Wall Street Journal - Mr. Kimball
"This crazy culinary cruise through America is as messy and wonderful as Iowa's Loosemeat Sandwich. …This is no cookbook with practical recipes or a patronizing tour of backwoods eateries, but a meditation on our nation's strange history that stares up at us from the plate, as tart as a Key lime and dense as Mississippi Mud Pie."
"It is the off-the-wall blend of memoir, travel, history and fiction that makes the book unique. This is the cookbook David Foster Wallace might have written…. If you enjoyed J. Ryan Stradal’s Kitchens of the Great Midwest and appreciate the style of writers like Geoff Dyer, Maggie Nelson and Will Self, this should be your next food-themed read."
BookTrib.com - Rebecca Foster
"Never has a country-spanning food romp felt this subversive. Frank’s essays—which dissect signature dishes from all 50 states—are nothing short of brilliant…. [A]n exploration of humanity, life, and tastes, the book is delicious. A-"

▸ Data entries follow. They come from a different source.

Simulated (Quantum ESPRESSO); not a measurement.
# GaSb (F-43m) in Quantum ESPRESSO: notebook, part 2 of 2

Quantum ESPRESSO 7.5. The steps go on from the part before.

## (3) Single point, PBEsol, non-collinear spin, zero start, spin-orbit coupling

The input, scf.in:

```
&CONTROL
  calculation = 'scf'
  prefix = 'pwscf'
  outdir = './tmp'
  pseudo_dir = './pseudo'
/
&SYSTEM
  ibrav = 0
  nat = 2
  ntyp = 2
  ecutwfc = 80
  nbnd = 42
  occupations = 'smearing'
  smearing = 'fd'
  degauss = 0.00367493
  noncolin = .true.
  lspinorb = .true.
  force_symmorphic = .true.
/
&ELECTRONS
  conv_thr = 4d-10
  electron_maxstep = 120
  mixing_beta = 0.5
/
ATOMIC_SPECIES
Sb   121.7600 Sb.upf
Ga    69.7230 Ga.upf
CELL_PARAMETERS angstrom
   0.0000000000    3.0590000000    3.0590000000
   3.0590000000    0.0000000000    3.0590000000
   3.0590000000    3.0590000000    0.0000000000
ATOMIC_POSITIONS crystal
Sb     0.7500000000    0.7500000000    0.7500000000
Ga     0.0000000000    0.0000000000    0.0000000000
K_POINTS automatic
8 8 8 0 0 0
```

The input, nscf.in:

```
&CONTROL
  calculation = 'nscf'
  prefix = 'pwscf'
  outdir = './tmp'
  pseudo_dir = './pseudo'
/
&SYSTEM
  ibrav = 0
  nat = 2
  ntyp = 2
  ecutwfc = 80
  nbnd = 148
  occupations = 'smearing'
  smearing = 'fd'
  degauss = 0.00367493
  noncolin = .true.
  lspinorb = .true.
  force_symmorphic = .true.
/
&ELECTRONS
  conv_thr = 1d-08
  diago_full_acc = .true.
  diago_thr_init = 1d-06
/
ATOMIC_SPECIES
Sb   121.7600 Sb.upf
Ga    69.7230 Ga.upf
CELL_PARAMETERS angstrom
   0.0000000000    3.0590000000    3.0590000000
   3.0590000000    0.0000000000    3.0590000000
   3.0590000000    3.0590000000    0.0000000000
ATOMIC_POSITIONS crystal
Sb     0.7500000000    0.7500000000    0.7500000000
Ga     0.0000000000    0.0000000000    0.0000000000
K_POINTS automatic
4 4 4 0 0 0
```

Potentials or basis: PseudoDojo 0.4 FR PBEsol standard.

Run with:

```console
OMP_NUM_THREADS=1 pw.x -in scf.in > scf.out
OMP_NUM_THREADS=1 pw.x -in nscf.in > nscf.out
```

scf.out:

"Matthew Gavin Frank’s The Mad Feast is like a baby who wants to learn the world by putting everything in its mouth. If eating means bringing everything we’re not into our bodies, then this book—rich, exuberant, unexpected—explores how we’re contained within everything we bring into ourselves. It’s messy and playful; it pushes association to the brink of absurdity and then sits at that border, munching on a slice of cake or spooning some chowder. Every chapter reads less like reportage and more like incantation, assembling from local materials the particular ingredients necessary to cast a singular spell."
"[A] raucous gastro-crawl through regional American cuisine."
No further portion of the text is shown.